In Los Angeles I worked for Bob, the owner of a small tree outfit. He spent most of his time meeting prospective clients and selling the work, and I was a kind of informal foreman of a three-man crew. Bob would calculate the cost of a job by estimating how much time it would take. Sometimes the job would take less time than he figured and sometimes a little more. Either way he knew we’d get the job done within a reasonable time frame.

Not long after I was hired Bob showed us a job that he figured would take a full eight hours and maybe closer to nine. “You’ve got all day,” he told me as we arrived in the early morning. “I’ll be gone until the late afternoon but if you can finish by 5 or 6 pm we’ll be in good shape.”

As soon as he left I told the other two guys, “Let’s finish this sucker as fast as we can — five or six hours — and then we’ll have a couple of hours of lying around time in the late afternoon.” We did that — busted ass, had a short lunch, managed to finish by 3 pm. We were raking up, folding the tarps and putting away the equipment around 3:15 pm when Bob returned. “Whoa…you’ve finished! Good work!” He was so pleased with our professional dispatch that he decided to take us over to another job.

“Whoa, wait…you told us this was it for the day,” I said. “Well, yeah but we can make it an even better day if we finish this other job,” Bob answered with a grin and a comradely poke. “It’ll only take an hour, 90 minutes at most…won’t be that hard.”

I felt used and abused, but this episode taught me a lesson. Never work hard for the boss because if you do he’ll just try to make you do more and work harder. From that point on I never worked any faster than I had to, and sometimes a little slower. I didn’t become a slacker and I always did the work, but I learned to take my time.

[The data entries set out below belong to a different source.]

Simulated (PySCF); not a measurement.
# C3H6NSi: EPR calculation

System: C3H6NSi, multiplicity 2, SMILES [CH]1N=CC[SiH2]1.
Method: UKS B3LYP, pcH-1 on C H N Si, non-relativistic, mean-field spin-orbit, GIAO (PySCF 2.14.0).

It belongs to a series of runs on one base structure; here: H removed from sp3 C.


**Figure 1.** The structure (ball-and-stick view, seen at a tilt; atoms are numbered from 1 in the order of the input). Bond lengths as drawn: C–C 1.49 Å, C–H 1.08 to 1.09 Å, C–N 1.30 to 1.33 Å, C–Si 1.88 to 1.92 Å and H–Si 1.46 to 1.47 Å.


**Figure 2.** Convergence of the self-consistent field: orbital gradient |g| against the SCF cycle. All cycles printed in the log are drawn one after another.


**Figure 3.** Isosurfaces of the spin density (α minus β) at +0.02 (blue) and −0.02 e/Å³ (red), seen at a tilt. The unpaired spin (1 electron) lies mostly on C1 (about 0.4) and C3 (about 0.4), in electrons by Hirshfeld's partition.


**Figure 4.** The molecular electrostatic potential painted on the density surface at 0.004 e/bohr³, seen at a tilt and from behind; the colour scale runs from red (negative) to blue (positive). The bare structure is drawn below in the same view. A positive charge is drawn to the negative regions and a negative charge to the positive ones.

Now that I’m running my own business I’ve adopted Bob’s attitude — do more, earn more, go-go — but when you’re earning wages you see things differently. I remember this mindset like it was yesterday. I can imagine what it must be like to live your whole life with this attitude — fuck the boss, I hate this fucking job, I work so hard and for what? — and can therefore sympathize to some extent with wage-earner types. Not that much but somewhat.